By Brian Rudman
Too few New Zealanders have patent protection for their ideas, and we're too often innocents in the big, bad world of industrial espionage.
So says the president of the New Zealand Institute of Patent Attorneys, Ceri Wells.
He believes the Government should demonstrate its commitment to the knowledge economy by allowing tax write-offs for inventors seeking patent protection.
Inventors need help and encouragement to get adequate patents, he says.
To compete internationally, New Zealand must export high-technology products.
"The problem with New Zealand companies, particularly smaller ones, is they just don't have the budget, before the product is marketed, to get patent protection.
"The problem is not just financial. Often there's also a lack of awareness of what goes on in the big, bad world of industrial espionage.
"Go to something like the New Zealand Agricultural Fieldays and there are people from all over the world there with their cameras and videos. They are freelance scouts who come looking for new innovations then take them back to their own countries."
Mr Wells, a Hamilton patent attorney, says a lot of the products on display at the Fieldays, whether they are on the new inventors stand or on commercial stands, are not patent-protected.
"The scouts say, 'I haven't seen that before,' take a photo and go back home to their customers in Sweden or wherever."
New Zealand's economic survival will depend on creating and selling added-value goods, not on exporting commodities.
But "there is no point in doing that if we're exporting straight into markets where they can copy you."
New Zealand has come late to the idea of protecting intellectual property. Kiwifruit is the classic example, he says, where the technology was exported without being safeguarded.
"You only have to go back 15 years when Government agricultural research institutions developed something then published the results without protecting the discovery."
Mr Wells says gaining patent protection is not as expensive as generally thought. Effective protection in the huge market of the United States can be arranged for about $5000 to $6000.
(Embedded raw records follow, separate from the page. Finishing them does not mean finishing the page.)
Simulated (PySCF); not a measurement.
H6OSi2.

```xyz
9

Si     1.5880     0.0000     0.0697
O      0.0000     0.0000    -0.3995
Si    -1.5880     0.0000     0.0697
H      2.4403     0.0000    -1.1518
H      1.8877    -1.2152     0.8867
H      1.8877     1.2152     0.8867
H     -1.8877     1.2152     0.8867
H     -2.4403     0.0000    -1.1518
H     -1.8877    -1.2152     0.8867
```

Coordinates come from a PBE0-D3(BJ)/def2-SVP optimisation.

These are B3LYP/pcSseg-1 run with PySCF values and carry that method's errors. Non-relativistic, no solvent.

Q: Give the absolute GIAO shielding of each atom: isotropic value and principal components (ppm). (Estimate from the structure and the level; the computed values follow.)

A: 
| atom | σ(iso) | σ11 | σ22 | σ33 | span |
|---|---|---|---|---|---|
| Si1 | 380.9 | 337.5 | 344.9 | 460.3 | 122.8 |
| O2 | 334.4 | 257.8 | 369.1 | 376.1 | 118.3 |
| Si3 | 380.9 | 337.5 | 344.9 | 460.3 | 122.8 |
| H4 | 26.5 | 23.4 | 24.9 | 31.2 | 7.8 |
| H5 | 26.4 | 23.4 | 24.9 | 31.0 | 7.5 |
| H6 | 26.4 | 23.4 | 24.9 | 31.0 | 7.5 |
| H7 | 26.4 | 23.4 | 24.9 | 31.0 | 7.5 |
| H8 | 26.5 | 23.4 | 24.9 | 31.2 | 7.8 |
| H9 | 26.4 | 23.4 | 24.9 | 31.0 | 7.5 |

For $2000, you can file a patent application giving a year's provisional coverage.
Another form of temporary protection is to file an International Patent Application under the Patent Cooperation Treaty, which covers 148 countries. Costing about $10,000, it gives 18 months' temporary protection while the application is processed and examined worldwide.
By filing a treaty application as the 12-month New Zealand patent application expires, inventors can effectively get 21/2 years' protection - time to develop a product and look for markets or a licensee overseas.